Summary

This post shows a simple, minimal example of using the R language with Apache Hive data warehouse.

Introduction

Hive supports user defined aggregation functions (UDAF’s) through custom programs that process stdin and stdout. Hive sends each row of a table to the program via stdin. The program may process the stream any way it wants. Then the program writes lines representing rows to stdout. Hive puts those lines together as a table in the database. The model is flexible, so the program can write as many or as few rows as it wants.

The CLUSTER BY part of the SQL below means that the stream Hive sends to stdin will first be sorted based on the value of a column. This means each unique value of that column will be processed by just one R script, so we can process the entire group at a time. Processing large groups, ie. 1000’s of rows at one time lets us write more efficient R code versus processing one row at a time. A follow up post explains this idea further.

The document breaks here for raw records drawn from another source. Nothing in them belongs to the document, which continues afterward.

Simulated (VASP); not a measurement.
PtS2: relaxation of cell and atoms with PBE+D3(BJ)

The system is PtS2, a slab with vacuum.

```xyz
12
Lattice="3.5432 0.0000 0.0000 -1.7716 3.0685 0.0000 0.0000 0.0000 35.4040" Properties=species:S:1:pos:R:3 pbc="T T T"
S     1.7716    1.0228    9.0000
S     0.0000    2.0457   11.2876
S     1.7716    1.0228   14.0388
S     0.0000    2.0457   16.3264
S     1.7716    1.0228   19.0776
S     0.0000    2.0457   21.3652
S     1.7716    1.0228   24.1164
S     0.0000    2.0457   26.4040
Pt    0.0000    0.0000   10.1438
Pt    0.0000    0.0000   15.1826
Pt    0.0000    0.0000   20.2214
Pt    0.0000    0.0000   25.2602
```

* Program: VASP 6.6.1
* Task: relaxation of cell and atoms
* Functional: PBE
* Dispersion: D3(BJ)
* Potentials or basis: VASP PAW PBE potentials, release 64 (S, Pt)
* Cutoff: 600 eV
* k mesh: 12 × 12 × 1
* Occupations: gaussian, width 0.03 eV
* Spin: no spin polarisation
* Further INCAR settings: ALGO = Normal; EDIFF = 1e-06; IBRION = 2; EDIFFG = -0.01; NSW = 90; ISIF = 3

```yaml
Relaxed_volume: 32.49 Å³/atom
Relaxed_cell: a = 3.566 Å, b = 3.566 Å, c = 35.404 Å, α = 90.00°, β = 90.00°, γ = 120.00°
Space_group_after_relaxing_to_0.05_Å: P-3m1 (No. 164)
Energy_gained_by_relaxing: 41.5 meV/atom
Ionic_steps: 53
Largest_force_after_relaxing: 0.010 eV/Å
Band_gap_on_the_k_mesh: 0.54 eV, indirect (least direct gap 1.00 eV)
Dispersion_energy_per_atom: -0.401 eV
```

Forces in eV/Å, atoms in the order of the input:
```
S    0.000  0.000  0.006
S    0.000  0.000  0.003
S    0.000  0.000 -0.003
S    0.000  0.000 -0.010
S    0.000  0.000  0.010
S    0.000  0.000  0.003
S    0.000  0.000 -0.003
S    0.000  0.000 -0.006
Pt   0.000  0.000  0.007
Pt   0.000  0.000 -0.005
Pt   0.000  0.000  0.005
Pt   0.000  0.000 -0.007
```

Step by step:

To run the code in this post, load up the u_data table of movie rankings following the Hive documentation.

Goal

I’m going to do the SQL equivalent of:

SELECT userid, COUNT(*) as n
FROM u_data
GROUP BY userid
;

It’s nice to first try something that SQL can do, because then we can verify the answer. Of course the whole point of using R or any other program is to go beyond what SQL can do.

R script

The following R script essentially duplicates R’s table() function included with the base package. I wrote it in this way to emphasize the split and apply operations.

Here’s the udaf.R file:

#!/usr/bin/env Rscript

# NOT stdin() - that's different ;)
infile = file("stdin")

tbl = read.table(infile)
s = split(tbl, tbl[, 1])

ans = lapply(s, function(ss){
    data.frame(ss[1, 1], nrow(ss))
})

ans = do.call(rbind, ans)

write.table(ans, stdout(), sep = "\t"
            , col.names = FALSE, row.names = FALSE)

This script loads everything from stdin straight into memory. It does not stream. This approach will fail for large enough data. It fails because each individual R process may not be able to hold the subsets in memory. Please see the follow up post to see how to do this properly using streams in R.

Development

Before running it in Hive it’s a good idea to make sure the R script runs locally. Test it on the actual data by downloading a small part of it from Hive or HDFS. Then if the file is called little.txt you can run it on the command line:

$ cat little.txt | Rscript udaf.R

If you see the table you expected printed to stdout then it worked. Be happy. You can now run the udaf.sql script, comparing the results to the initial query:

-- udaf.sql
DROP TABLE udaf
;

CREATE TABLE udaf (
  userid INT,
  count INT)
ROW FORMAT DELIMITED
FIELDS TERMINATED BY '\t'
;

add FILE udaf.R
;

INSERT OVERWRITE TABLE udaf
SELECT
TRANSFORM (userid)
USING "Rscript udaf.R"
AS (userid, count)
FROM (
    SELECT userid
    FROM u_data 
    CLUSTER BY userid
) AS tmp
;

SELECT *
FROM udaf
ORDER BY count DESC
LIMIT 10
;

Debugging

If you don’t have R installed on all the Hadoop worker nodes then you’ll see an error like this:

Caused by: java.io.IOException: Cannot run program "Rscript": error=2, No
such file or directory

The solution is simple; just install R on the worker nodes.

Scripts will fail. After unintentionally writing a few with bugs I wrote a few very minimal scripts where I purposely injected bugs in various locations and then reviewed the logs. Somewhere in the 1000’s of lines of boilerplate you may find the root cause.

When the R script fails we need to look at the traceback so we can learn something about why it failed. A couple blog post tutorials catch the error in the script and write the traceback into the table. This technique works with R, but mixes data with error logs. The system already logs stderr, so we just need to find where to read those logs. Moreover, we can write to stderr for logging purposes in a regular script that doesn’t fail:

# Helpful when grepping through the logs
writeLines("\n\n\nBEGIN R SCRIPT", stderr())

When I run the hive query I see a line like this indicating the YARN application ID:

Status: Running (Executing on YARN cluster with App id application_1480440170646_0140)

We can used this ID to inspect the logs:

$ yarn logs -applicationId application_1480440170646_0140 -log_files stderr | less

Conclusion

The internet has a few examples of how to apply UDAF’s with Python, and this inspired me to try the same thing with R. R works well for this because a data frame is basically the same thing as a table.